James Wellman Jr., a religion professor at the University of Washington, co-wrote Religion and Public Life in the Pacific Northwest: The None Zone which helped seal a national perception of the country’s northwest corner as a spiritual wasteland.
For his most recent book, Evangelicals vs. Liberal: The Culture Clash of Christian Cultures in the Pacific Northwest, Wellman profiled nearly 30 evangelical and liberal northwest churches finding that evangelical churches are growing at breakneck speed, while churches that more closely reflect the region’s traditional liberal values are struggling. Religion Dispatches asks Wellman, a self-described liberal, why doctrinally conservative churches are thriving, and what liberal churches could learn from them.
What are some misconceptions about the Pacific Northwest’s religious landscape?
James Wellman: There’s general ignorance about the Pacific Northwest. The northwest is unique precisely because it is so unchurched. Two in three people in the country are affiliated with a religious organization, but only one in three people in the northwest. You really have an open religious market. However, most people believe in God and are generally spiritual. About a quarter of the people are evangelical, and about a quarter of Northwesterners have no religion, so the two subgroups are people who are non-religious and people who are intensely religious. Those who do go to church are more loyal and more intentional and conscious about their faith. That’s true for both evangelicals and liberals. There’s a general feeling that the northwest is liberal, but I think it’s a place where people just want to be alone.
What are the hallmarks of liberal and evangelical churches?
For liberals, Jesus is inclusive and hospitable to all people, and a reconciling figure who creates a sense of acceptance and love and leads one to do justice in the world. They tended to be open to gay and lesbian people.
For evangelicals, the primary conviction is that Jesus Christ is Lord and Savior, and that he died for their sins is a fundamental, core belief. They do a great deal of social service—more than liberal churches do.
The evangelical churches in your study grew by 90 percent over five years. Why?
In evangelical churches there’s a focus—an obsession, almost—with family and reproducing more kids. They’re out-reproducing liberals by two to one. Some churches actually talk about reproducing, growing by reproducing. They’ve created family culture, and they do that really well. You see a closer split between males and females in evangelical churches, and they’re intentionally reaching out to young people.

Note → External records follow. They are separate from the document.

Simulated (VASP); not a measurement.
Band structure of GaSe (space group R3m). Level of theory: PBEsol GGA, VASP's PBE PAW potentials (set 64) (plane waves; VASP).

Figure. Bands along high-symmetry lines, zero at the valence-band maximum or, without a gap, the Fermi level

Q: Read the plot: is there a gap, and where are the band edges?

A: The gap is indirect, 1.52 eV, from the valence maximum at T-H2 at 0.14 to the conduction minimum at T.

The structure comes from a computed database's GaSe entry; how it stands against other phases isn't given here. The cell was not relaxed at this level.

Why are liberal churches declining?
Liberal churches, more or less, are for post-60-year-olds. What I’d say to liberal churches is that it’s not a bad thing to have a mature congregation, but don’t fool yourself into thinking that you’re actually doing something that you’re not.
They also have to find a positive message. Liberals are good at saying, “We’re not fundamentalist, we’re not sexist, we’re not homophobes, we’re not warmongers, we’re not narrow-minded.” And you ask, “Well, what are you?” And you’ll get a stunning silence. It’s a fairly weak message.
Describe the scene you found on Sunday mornings in northwest churches.
In evangelical churches, you often felt like you were at Alcoholic’s Anonymous. A lot of people who were really broken felt healed. In general you hear an upbeat contemporary worship services dominated by upbeat music, art, media, and a pastor who will talk about the Bible make practical comments about how the Bible applies to your life. There’s also a lot of joy in evangelical services, and liberal services miss that.
In liberal churches, for the most part it’s fairly traditional liturgy. They were much more sober and, to some extent, boring. It’s somewhat sophisticated and upper-middle class aesthetics. The sermons mention scholarship and Time Magazine as much as it mentions the Bible.
Are northwest evangelical churches aligned with the religious right?
With evangelicals, we never found a theocrat or a fascist. They’re very loyal to certain politicians, but very suspicious of politics. Some evangelical pastors were exceptionally critical of the politicians they’d voted for, mostly because they didn’t get what they wanted. Abortion is not illegal, Roe v. Wade has not been defeated, gay orientation seems to be spreading and normalized. Those are all huge problems for evangelicals. But the evangelicals will look at it and say, “The government is not the answer. The answer is a changed heart.”
Do evangelicals feel attacked by liberals, and vice versa?
Liberals are frustrated with the fact that the only moral voice in the public square is supposedly from the evangelical community. On the other hand, evangelicals have some real fear that their principled points of view on abortion and on the gay issue are misinterpreted as hate speech.
Could the growth of evangelical churches in the northwest signal a shift in the political landscape in that region?
Most northwesterners are not liberal, but libertarian. They do what they want, and they’re not loyal to parties. They’re loyal to their interests. To say what’s happening with churches in the northwest is a harbinger of the future, that may be exaggerated. I don’t think there’s any sure thing. The important thing I found I think is that liberals will either learn from evangelicals or they’ll continue knocking on death’s door.